Delorise Thomas said her sister had made piece with her time in prison.
“She enjoyed herself, going out driving, playing cards, going out to different parties…She enjoyed her life,” Thomas, 72, told the AP from her Rochester home, where Tyson lived.
In February 1974, Tyson received a 25-year-to-life prison sentence for the murder of Timothy Haworth. The incident unfolded when the Philadelphia business consultant left his Rochester hotel around midnight on May 24, 1973, seemingly in search of a prostitute. He was discovered the following day, strangled with his necktie, in an alley.
Tyson and another prostitute John Duval both signed confessions to the murder. The pair said the Rochester Police Department beat confessions out of them. At the trial, two teenage runaways said that they saw Tyson and Duval with Haworth shortly before he was killed, according to the National Registry of Exonerations. The two were separately sentenced to 25 years to life in prison on a second-degree murder charge. One of the teen witnesses later revealed he was beaten and forced by police to give an eyewitness statement.
It was not until May 1998 that Tyson would have her conviction overturned because the police kept secret a report that contradicted one of their key witnesses. Duval’s conviction was overturned in June 1998 for the same reason.
Tyson later received a settlement from the City of Rochester for $1.3 million. Despite the settlement, she later struggle financially and worked cleaning a daycare center for $143 a week.
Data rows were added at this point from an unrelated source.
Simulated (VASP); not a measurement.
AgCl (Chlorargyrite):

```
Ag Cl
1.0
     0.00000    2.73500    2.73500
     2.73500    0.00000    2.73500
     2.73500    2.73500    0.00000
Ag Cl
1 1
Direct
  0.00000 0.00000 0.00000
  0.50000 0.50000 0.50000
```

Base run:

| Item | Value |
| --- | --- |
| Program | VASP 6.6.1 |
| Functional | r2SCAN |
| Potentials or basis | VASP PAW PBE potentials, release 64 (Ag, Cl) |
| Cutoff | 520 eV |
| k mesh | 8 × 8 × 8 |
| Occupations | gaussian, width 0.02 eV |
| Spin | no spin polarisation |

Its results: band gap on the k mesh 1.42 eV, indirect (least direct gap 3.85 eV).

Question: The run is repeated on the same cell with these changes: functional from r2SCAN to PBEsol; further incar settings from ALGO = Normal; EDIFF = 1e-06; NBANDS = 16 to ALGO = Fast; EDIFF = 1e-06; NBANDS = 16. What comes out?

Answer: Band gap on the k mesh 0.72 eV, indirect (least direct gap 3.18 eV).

“All that bitterness and anger left me in the late ’70s,” she said in 1999 an interview with the Associated Press. “I wasn’t a goody two-shoes, but the fact of the matter is, I didn’t kill anybody.”
While incarcerated, Tyson was a model prisoner. She counseled female offenders with AIDS, got a printer’s apprenticeship, led aerobics classes, and was known as “mom” to the younger incarcerated women in the facility.
Delorise Thomas told the Associated Press that she she felt her sister was finally “free.”